Killing of Kurds in northern Syria sparks protests, tensions
Thousands of Kurds took to the streets of the earthquake-ravaged Syrian town of Jinderis on Tuesday to protest the killing of four men as they lit a fire to celebrate the Kurdish new year the night before.
The attack on the Kurdish men rekindled tensions between Turkish-backed armed groups controlling the area and Kurdish residents. It fed into a power struggle between rival armed factions that control different parts of northwest Syria.
At the request of Kurdish residents, fighters from the armed opposition group Hayat Tahrir al-Sham deployed en masse around Jinderis on Tuesday. The Syrian Observatory for Human Rights, an opposition war monitor, reported that the group had taken over the headquarters of the Ahrar Sharqiya group, a Turkish-backed armed opposition group, in the area.
A HTS spokesperson declined to comment on the matter, but there was a heavy presence of the group’s fighters in and around the city as crowds of Kurds attended the funerals of the victims. Meanwhile, Turkish forces deployed on the road linking the town of Atmeh, controlled by HTS, with Jinderis.
The assailants who shot the Kurdish men as they were lighting a fire in celebration of the Nowruz holiday allegedly belonged to Jaish al-Sharqiya, a splinter group of Ahrar Sharqiya.
The Syrian National Army, an alliance of the various Turkish-backed factions in the area, issued a statement condemning the killing of the Kurdish men in “the strongest possible terms” and promising to bring the perpetrators to justice.
Tuesday evening, an official with the Harakat al-Tahrir wa al-Binaa, a faction within the Syrian National Army, announced that the suspects in the killing had been arrested and promised that local authorities will “deal firmly and forcefully with all perpetrators of crimes and violations against innocent people.”
Jinderis was controlled by Kurdish fighters until 2018 when it was taken by Turkey-backed opposition fighters who still hold it. The capture of the town displaced many Kurds, while those who remained complain that they are often mistreated and subjected to discrimination.

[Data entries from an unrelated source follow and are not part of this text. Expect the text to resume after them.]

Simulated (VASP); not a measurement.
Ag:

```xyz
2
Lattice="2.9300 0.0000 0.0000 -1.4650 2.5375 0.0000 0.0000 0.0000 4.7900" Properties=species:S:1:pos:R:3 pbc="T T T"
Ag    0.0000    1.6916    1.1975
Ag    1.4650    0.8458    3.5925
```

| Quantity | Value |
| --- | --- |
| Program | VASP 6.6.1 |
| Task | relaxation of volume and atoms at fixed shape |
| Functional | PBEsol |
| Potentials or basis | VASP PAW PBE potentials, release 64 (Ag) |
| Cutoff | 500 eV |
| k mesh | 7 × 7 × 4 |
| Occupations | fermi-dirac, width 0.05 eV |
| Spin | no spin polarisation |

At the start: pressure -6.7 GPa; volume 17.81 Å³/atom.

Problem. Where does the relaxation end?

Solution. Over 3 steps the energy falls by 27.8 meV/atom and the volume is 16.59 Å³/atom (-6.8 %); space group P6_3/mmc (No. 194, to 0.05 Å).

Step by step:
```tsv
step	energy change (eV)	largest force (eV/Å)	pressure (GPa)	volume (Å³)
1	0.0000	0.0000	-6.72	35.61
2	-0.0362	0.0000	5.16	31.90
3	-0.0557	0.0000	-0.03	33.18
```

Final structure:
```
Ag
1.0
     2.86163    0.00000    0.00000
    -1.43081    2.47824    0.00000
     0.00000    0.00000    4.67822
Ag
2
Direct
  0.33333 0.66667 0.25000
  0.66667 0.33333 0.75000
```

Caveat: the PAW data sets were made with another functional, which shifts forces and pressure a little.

““We call for an end to these violations and an end to the demographic change,” said Zakaria Ali, one of the Kurdish protesters. “All the Syrian people are our brothers, but criminals are not.”
In the hours after the shooting, some Kurds from Jinderis traveled in a convoy to the town of Atmeh, about 9 miles (15 kilometers) away, where they called on HTS to seize control of Jinderis from the Turkish-backed militias.
While Hayat Tahrir al-Sham is designated as a terrorist group by the U.S. and other Western countries due to its historical ties with al-Qaida, many Kurdish residents of the area said they see it as preferable to the Turkish-backed groups.
HTS leader Abu Mohammed al-Golani met with a group of the victims’ families late Monday evening and promised revenge.
“The ones who harmed you will be killed, God willing,” Golani told the group.
Clashes between Turkey-backed opposition gunmen and Kurdish fighters have left scores of people dead on both sides in Syria.
Since 2016, Turkey has launched three major operations inside Syria, targeting Syria’s main Kurdish militia — the People’s Protection Units or YPG — which Turkey considers a terrorist organization and an extension of the outlawed Kurdistan Workers’ Party, or PKK. The PKK has for decades waged an insurgency within Turkey against the government in Ankara.
The YPG, however, forms the backbone of U.S.-led forces in the fight against Islamic State militants and has been a top U.S. ally in Syria.